“I will dance better tomorrow.” This comment, heard* at the exit of Dancing with myself, is possibly the most beautiful that could be made about this exhibition. And true enough, after spending several hours at the Punta della Dogana, rarely have we felt such liberation of a body that can weigh us down and hold us back. Relaxed, we rarely feel such a need to set our bodies in motion. We will dance better for sure… And this isn’t the only effect provoked by the new show from the Pinault Collection, on until December 16th 2018.

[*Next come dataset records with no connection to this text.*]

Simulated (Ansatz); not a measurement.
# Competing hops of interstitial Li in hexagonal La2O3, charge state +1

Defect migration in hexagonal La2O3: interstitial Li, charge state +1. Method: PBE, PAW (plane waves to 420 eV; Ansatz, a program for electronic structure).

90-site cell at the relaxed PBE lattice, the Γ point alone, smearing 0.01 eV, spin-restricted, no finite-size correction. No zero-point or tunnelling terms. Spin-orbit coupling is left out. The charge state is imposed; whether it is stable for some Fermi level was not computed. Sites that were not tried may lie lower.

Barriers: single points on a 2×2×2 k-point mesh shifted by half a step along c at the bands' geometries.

Conceived in collaboration with the Museum Folkwang in Essen (who presented a first version in 2016), the exhibition, which brings together 140 works from the 1970s to today, could easily cause misunderstanding. By choosing to look at how artists have used their bodies as a tool and raw material – how they have danced with own bodies to create - Dancing with myself could be perceived as a sort of intellectual masturbation by navel gazing artists. But if the artists' body is present everywhere, it’s because it’s a means of talking about the world. Cindy Sherman, who has two rooms (one devoted to photos done in 2016, and the other to her masterpieces of the 1970s), puts it simply: “I use my body like a mannequin. My photos are not autobiographical.” For decades the American artist has photographed herself in staged settings where she embodies different clichés of femininity. These images, which are clearly constructed, reveal another construction, a social one: that of the codes of a femininity imposed by the male gaze and the situations to which women “must” consent.
The body is a political tool. It reveals clichés through its playing and its irony and its destroying of diktats.